What all these moments have in common with the current one is that transparency is essential to unlocking growth. Digital media supports an ecosystem that connects people around the world. For it to continue growing, the market needs confidence that the measurement it depends on is unbiased, built with a fundamental respect for consumer privacy, and can survive the next decade of media innovation. 
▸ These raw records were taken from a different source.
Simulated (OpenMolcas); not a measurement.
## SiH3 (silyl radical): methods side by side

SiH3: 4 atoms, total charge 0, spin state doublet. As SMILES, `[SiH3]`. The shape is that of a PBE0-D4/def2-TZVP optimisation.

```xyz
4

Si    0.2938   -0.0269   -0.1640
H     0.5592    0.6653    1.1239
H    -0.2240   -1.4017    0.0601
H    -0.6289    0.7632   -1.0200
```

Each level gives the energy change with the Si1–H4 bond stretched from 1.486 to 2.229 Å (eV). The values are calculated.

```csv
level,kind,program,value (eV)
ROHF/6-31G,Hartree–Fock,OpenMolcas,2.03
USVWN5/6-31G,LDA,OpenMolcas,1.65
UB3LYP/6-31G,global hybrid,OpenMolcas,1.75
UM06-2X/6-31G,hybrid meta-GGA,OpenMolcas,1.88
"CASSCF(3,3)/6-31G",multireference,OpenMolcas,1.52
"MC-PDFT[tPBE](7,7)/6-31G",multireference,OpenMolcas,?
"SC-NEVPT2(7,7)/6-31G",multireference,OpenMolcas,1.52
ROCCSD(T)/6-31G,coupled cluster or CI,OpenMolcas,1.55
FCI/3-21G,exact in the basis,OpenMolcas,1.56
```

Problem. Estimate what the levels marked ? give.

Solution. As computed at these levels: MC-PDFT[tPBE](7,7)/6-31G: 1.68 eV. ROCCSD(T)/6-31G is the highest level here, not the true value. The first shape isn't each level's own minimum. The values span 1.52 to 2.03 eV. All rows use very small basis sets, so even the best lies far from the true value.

Here are three initiatives we are embarking on to ensure Nielsen measurement continues to bring transparency to digital advertising:  

  • The new model for media measurement. Measuring the future of digital advertising requires techniques and technology that don’t depend on cookies or other forms of shared digital identity. We are working with major connected TV players to measure the audiences who see ads on their platforms. For example, Nielsen has been working closely with Google to ensure our measurement of YouTube is available to marketers through Google’s Ads Data Hub environment. These pivotal moves and others like them ensure that Nielsen will continue to provide an evolving market with transparency.
  • Privacy-centric innovation. As our digital advertising measurement evolves, we are striving to put that privacy at the center of our design requirements and methodologies. We are focused on developing new algorithms, models and deduplication methodologies that take into account consumer choices about how data is collected and used at a ground level. This is now a table-stakes requirement for all products. With privacy at the core of product development, we will build solutions that provide greater insight into how ads drive reach and outcomes across platforms.
  • A truth set for cross-platform media. As media fragments and barriers to direct measurement grow, the role of truth sets in media increases exponentially. Through investments in our media panels, Nielsen is expanding the devices and sources we cover to power cross-site and cross-platform reach, frequency and ROI analytics. This includes both sample and census-based measurement. We are focused on expanding our measurement coverage to reflect the diversity of what people around the world listen to, watch and read.

Once again, the choice our industry faces is to grow through transparency or contract with market fragmentation. At Nielsen, we believe it is absolutely possible to have both consumer privacy and market fairness—and we are committed to making sure that happens.